The federal estate, gift and generation-skipping transfer (GST) taxes are punitive, confiscatory and harmful to family businesses – the engine of the American economy. At a time when employers should be encouraged and incentivized to grow and create jobs, Policy and Taxation Group (PATG) is working to ensure family-owned businesses throughout the country do not face a significant and potentially crippling increase in their estate taxes.
The estate tax should ultimately be repealed and replaced. By making death a taxable event, government has put America’s most valuable innovators and entrepreneurs at a competitive disadvantage in the marketplace and unfairly burdened them during life, death and even beyond. While the permanently indexed $5.25 million exemption enacted in the 2012 fiscal cliff deal is a welcome reform, the confiscatory 40 percent rate kills jobs and threatens the viability of family-owned businesses.
Below are some of the key reasons PATG and its allies seek relief from and ultimate repeal of this harmful tax.

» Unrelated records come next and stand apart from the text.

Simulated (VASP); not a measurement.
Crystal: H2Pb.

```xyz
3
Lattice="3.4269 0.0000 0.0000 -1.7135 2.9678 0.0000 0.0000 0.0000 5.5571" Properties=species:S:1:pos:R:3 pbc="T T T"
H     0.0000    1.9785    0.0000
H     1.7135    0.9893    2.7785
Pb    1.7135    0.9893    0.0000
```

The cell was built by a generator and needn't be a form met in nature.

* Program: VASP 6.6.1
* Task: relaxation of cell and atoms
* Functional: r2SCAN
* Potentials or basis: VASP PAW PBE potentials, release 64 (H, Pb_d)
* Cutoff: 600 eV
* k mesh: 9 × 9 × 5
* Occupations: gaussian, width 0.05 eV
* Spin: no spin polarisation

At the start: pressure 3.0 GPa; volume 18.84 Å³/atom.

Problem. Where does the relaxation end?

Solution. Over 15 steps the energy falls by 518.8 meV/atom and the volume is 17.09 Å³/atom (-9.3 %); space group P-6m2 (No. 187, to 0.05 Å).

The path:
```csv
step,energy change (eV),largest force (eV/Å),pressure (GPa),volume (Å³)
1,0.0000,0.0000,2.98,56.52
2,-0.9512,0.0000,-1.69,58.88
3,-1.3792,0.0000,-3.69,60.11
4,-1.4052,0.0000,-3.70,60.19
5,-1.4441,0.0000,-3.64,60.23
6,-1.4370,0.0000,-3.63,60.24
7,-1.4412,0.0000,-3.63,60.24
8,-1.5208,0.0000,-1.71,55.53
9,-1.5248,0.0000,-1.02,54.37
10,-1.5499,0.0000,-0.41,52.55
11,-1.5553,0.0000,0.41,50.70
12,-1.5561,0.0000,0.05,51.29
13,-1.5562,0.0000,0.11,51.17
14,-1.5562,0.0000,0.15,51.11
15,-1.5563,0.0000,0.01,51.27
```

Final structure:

The Case for Relief and Repeal
Under current law, estate, gift and GST taxes:
- Impede economic growth and cost American jobs. Future employment is lost when business owners decide not to expand or open another store because of the ever-looming death tax. Current employment is also destroyed when businesses are liquidated to pay estate taxes. Relief and repeal would enable and encourage businesses to hire, creating jobs and spurring economic growth.
- Frequently result in double taxation. The estate tax is imposed on earnings and assets that have often already been subject to income, payroll, capital gains and other taxes at the state and federal level.
- Force the fire sale of many family-owned businesses. Because many family-owned businesses often lack liquidity due to long-term investments in land, farms, buildings and equipment, they are often forced to sell the business in order to pay the tax.
- Put family-owned businesses at a competitive disadvantage. Family-owned businesses face a death event every generation, while they are often forced to compete with multinational conglomerates that live in perpetuity without fear of the estate tax. While family-owned firms may have half of their value eviscerated every twenty years, their competitors keep chugging along.
- Increase the cost of capital for family-owned businesses. Because of the major financial consequences of the tax and the near impossibility of predicting when a death event may occur, family-owned businesses divert a significant amount of resources away from investing in people and innovation to cover the cost of attorneys, accountants and life insurance. The result is not only a disadvantageous allocation of resources, but also an increase in the cost of capital, hindering the ability of businesses to grow.
- Discourage savings and investment. Employees want both their own families and their employers to be prepared for the challenges and opportunities of tomorrow. The estate tax penalizes savings and investment, encouraging families to squander capital instead of building a nest egg and investing in their future.